ACC CEO Alastair Milroy yesterday told Crikey, “The Australian Crime Commission (ACC) notes today’s decision in the Melbourne Magistrates court. Operation Wickenby is a complex and wide ranging investigation. The ACC and its partner agencies will continue to target and prosecute those allegedly involved in schemes to fraudulently evade taxation responsibilities. The ACC will also continue to prosecute those who breach the ACC Act. The ACC has no further comment on this matter.”
Attorney-General Robert McClelland would not comment on the decision.
This is not the first time Brereton has won court decisions over the ACC. Last year political zealot Philip Ruddock bailed the ACC out of trouble by introducing retrospective legislation to ensure the validity of ACC summonses.
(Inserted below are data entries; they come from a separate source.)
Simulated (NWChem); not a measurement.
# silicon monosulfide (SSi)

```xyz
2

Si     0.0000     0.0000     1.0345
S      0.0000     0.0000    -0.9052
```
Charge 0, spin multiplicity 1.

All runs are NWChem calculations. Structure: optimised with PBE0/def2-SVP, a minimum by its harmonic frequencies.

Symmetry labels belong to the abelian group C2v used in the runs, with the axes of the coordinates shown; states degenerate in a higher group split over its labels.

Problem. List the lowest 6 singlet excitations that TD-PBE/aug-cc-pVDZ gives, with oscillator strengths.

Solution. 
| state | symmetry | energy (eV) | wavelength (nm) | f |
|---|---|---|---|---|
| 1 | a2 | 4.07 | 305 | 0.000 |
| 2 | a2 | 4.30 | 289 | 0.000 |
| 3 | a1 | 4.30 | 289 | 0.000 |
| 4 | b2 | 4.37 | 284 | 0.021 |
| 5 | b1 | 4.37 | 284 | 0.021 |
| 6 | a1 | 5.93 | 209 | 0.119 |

The amendments were developed in response to findings made by Justice Smith of the Victorian Supreme Court in ACC v Brereton  VSC 297, which was handed down on 23 August 2007. Justice Smith held that for a summons to be valid, reasons for issuing the summons must have been issued prior to the time the summons was actually issued.
So will the government of the day bail out the nongs at the ACC again? I don’t think so. Jim Davis, a leading academic and legal adviser to the Senate Standing Committee for the Scrutiny of Bills since 1983, has publically criticised the amendments and they are now the subject of review by a parliamentary committee.
The ACC need to get their act together. Their unprofessional conduct in Wickenby has been highlighted by leaks to the media of the personal details of Australian taxpayers, stand over merchant tactics utilised in raids and non adherence to their own legislation.
Privately, leading lawyers have told me that yesterday’s court decision will have an adverse impact on any summons issued to Wickenby targets.
No doubt we will be hearing more in the near future of other challenges by suspects caught up in the national witch hunt for high profile tax cheats.